Telephone Skills

Here is a brief summary of the sections in this topic. If you want to see the full topic, you can get a free trial here.

1. Preparing for an outgoing call

To get the best out of a call, you need to prepare and plan ahead. This might entail a few moments’ thought, a quick conversation with a colleague or a more structured plan.

  • Be clear about your objectives before you start.
  • If appropriate, list your main objectives at the start of the call, so the other party knows what to expect.
  • For your own use, list acceptable outcomes in order of preference.
  • Consider whether the telephone is the best medium or whether email or a face-to-face meeting would be preferable.
  • Think through possible scenarios before you make the call.
  • Time your call to suit the other person and make sure you have sufficient time.
  • Have with you any information that may probably/possibly be required.
  • Prepare your opening.

2. Preparing for an incoming call

Many of the points listed for an outgoing call apply, especially if the call is scheduled.

  • Consider whether you could use a scripted call procedure for expected calls.
  • For unexpected calls, note down who has called, from which company and why.
  • The introductory answer should be consistent, appropriate and informative.

3. How to answer the phone

The first impression many people will have of the company will be the person answering the telephone when they call.

  • Consider having a company telephone policy so that all calls are answered in the same way.
  • Make sure it’s not too long-winded and that everyone uses it.
  • In general, external calls should be answered within three to five rings and internal calls after a couple of rings.
  • Always give the company name when answering external calls, but not internal calls.
  • Managers should set the tone and follow company policy.
  • It sounds professional if you can be informed about the availability of others; a company-wide scheduling system may be helpful here.
  • Make sure users understand the telephone system so that they can transfer calls accurately.
  • Use the mute function, when appropriate – it helps to avoid customers overhearing unfortunate comments.
  • Always take care with message taking.

4. Using voicemail

Voicemail is a powerful tool when used well and can be a great time saver.

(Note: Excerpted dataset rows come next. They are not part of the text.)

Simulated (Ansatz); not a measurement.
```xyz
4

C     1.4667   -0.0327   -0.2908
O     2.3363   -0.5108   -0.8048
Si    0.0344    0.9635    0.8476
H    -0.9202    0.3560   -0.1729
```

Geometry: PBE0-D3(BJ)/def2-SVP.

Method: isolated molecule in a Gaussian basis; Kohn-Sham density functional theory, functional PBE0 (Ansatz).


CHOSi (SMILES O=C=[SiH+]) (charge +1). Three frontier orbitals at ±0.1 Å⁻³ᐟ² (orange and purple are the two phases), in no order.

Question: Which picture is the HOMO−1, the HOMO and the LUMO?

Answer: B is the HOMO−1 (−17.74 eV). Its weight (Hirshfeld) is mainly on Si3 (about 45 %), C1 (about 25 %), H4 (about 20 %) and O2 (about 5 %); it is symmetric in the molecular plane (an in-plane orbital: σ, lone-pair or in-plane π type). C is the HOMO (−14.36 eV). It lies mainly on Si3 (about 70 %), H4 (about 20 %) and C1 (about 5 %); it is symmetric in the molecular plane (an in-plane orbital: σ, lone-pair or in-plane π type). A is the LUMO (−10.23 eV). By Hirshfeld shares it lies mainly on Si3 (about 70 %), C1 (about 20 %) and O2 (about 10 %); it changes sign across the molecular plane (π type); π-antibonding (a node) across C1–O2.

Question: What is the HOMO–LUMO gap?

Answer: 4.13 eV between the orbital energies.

  • Switch your phone to voicemail when you are unable to take calls or don’t want to be distracted. Don’t do this too much, or you will get the reputation of being unavailable.
  • The message should say who you are and when you are likely to be available to call back.
  • If your schedule is unpredictable, update your message regularly, giving details so callers will know when to expect a call back.
  • If necessary, give other options for urgent calls.
  • When leaving a message, give your name, company name, time of message and phone number.
  • Back up complex messages with an email or fax.

5. Closing a call

Follow this etiquette when closing a call.

  • Summarise the main points, including any further action that may be required.
  • The person being called should be the one to put the phone down first.
  • If the call is dragging on, politely go into summarizing mode.
  • Never just hang up.

6. Telephone etiquette

Following good etiquette makes the whole telephone experience easy and pleasant.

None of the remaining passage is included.